Oxymoron "NHS Moving To Cloud For Security"

"The NHS, one of the biggest public sector organisations in Europe, is to use a cloud-based security model to protect its 1.3 million users. This comes amidst a big move to the cloud in the UK public sector."

Haase - WOW, Clouds are one of the most insecure ways to store data???

Guardian...making extensive use of cloud computing was "worse than stupidity" because it meant a loss of control of data, warns Richard Stallman, founder of the Free Software Foundation and creator of the operating system GNU.
http://www.masternewmedia.org/images/free_as_in_freedom_book_cover_richard_stallman.gif
Now he says he is increasingly concerned about the release by Google of its ChromeOS operating system, which is based on GNU/Linux and designed to store the minimum possible data locally. Instead it relies on a data connection to link to Google's "cloud" of servers, which are at unknown locations, to store documents and other information.

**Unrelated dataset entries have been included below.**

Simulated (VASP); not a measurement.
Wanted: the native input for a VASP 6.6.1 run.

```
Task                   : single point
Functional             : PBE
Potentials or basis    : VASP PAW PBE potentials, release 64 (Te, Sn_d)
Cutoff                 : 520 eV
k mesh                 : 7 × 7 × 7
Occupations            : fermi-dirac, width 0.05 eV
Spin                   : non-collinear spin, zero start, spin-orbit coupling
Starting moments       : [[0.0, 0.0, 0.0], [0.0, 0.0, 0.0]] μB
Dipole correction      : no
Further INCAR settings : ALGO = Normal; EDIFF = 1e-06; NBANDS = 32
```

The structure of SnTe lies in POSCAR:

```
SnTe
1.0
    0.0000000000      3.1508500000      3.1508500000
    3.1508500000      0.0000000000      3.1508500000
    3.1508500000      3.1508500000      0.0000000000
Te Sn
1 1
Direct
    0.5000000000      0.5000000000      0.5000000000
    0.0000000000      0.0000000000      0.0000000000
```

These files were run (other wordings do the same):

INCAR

The risks include loss of legal rights to data if it is stored on a company's machine's rather than your own, Stallman points out: "In the US, you even lose legal rights if you store your data in a company's machines instead of your own. The police need to present you with a search warrant to get your data from you; but if they are stored in a company's server, the police can get it without showing you anything. They may not even have to give the company a search warrant."

...He sees a creeping problem: "I suppose many people will continue moving towards careless computing, because there's a sucker born every minute. The US government may try to encourage people to place their data where the US government can seize it without showing them a search warrant, rather than in their own property. However, as long as enough of us continue keeping our data under our own control, we can still do so. And we had better do so, or the option may disappear."

"I'd say the problem is in the nature of the job ChromeOS is designed to do. Namely, encourage you to keep your data elsewhere, and do your computing elsewhere, instead of doing it in your own computer."